Dave's Rating:

1.0

Needs its diaper changed.

Oh nice, a new comedy with four cast members from Bridesmaids: Kristen Wiig, Maya Rudolph, Jon Hamm and Chris O'Dowd. This'll be great because that means there's a chance that it'll be something different and better because, you know, Bridesmaids.

Wait. Wiig didn't write it? And neither she nor Rudolph are the leads? And they have next to nothing funny or interesting to do in the film? And then -- wait, who? Jennifer Westfeldt? She's the lead? And she wrote it, too? And directed it? Didn't she write and also star in that terrible Kissing Jessica Stein movie about the woman who thinks she might want to try being a lesbian and then changes her mind?

Just for the record, if you're counting red flags, that makes four of them.

Red Flag # 5: This one is about how Jennifer Westfeldt and Adam Scott (really funny on Parks and Recreation) are best pals who decide to make a baby without the burden of a relationship. All their married friends with children -- the harried and hassled but ultimately happy Rudolph and O'Dowd, the seething, dark, doomed-to-divorce Wiig and Hamm -- scoff at this challenge to the normal way of constructing the mommy/daddy/baby triangle. But the not-in-love platonic pair forge ahead anyway, conceive and cook up a baby, and then boldly date other people (Megan Fox, who's not interested in being a parent, and Ed Burns, who's just not interesting at all) before realizing that... okay, not to give away the dopey, obvious, thuddingly boring outcome but let's just say that as a screenwriter, Jennifer Westfeldt likes to flirt with the unconventional, she might even give it a go for a night, but she'll never take it home to meet her parents.

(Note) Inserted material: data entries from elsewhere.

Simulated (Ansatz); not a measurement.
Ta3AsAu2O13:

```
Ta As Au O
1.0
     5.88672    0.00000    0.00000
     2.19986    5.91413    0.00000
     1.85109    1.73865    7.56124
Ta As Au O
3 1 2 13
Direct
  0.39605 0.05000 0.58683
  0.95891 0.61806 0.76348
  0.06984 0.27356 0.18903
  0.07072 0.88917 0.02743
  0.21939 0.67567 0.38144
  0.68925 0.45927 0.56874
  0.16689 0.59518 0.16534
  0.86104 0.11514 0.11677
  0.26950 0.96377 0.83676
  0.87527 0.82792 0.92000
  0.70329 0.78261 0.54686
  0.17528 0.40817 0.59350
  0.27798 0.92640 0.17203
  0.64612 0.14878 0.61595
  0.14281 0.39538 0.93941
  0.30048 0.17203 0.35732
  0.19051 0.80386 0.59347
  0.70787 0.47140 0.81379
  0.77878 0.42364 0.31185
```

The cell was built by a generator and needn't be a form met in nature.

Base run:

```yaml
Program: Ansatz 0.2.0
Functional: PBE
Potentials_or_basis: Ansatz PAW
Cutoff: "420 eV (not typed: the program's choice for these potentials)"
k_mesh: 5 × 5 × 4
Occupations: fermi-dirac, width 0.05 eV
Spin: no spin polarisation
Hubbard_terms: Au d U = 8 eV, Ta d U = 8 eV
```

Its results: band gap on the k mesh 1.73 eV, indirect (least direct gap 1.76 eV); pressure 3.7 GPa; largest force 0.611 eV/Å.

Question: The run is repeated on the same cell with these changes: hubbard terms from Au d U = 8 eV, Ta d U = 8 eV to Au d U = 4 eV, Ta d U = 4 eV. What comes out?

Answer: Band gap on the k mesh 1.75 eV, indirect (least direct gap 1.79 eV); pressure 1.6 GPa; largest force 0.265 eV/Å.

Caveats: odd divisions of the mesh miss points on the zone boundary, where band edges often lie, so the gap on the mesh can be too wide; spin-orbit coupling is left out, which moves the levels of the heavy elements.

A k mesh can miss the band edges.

There are funny moments, though. Wiig is the master of the reaction-face. Rudolph can turn any sentence into a laugh with her delivery. And combined, all of that stuff takes up about three minutes of screen time. So mostly it boils down to hearing Scott and Westfeldt make penis and vagina jokes; which is fine, let the genitalia humor rip. But unless you're Jay and Silent Bob and raunch is part of your character's identity, you can't skate around on that pond forever. This is a comedy about domesticity and everyday problems affecting young parents that never once pushes that everydayness out of shape. And if laughter is produced by a surprise bend in reality then to remain straight and narrow and safe is to fail. In baby terms it's the saggy diaper that leaks. You'll have a better time of it by tuning in to any random episode of the we-just-had-a-kid sitcom Up All Night. Bonus: it also stars Rudolph.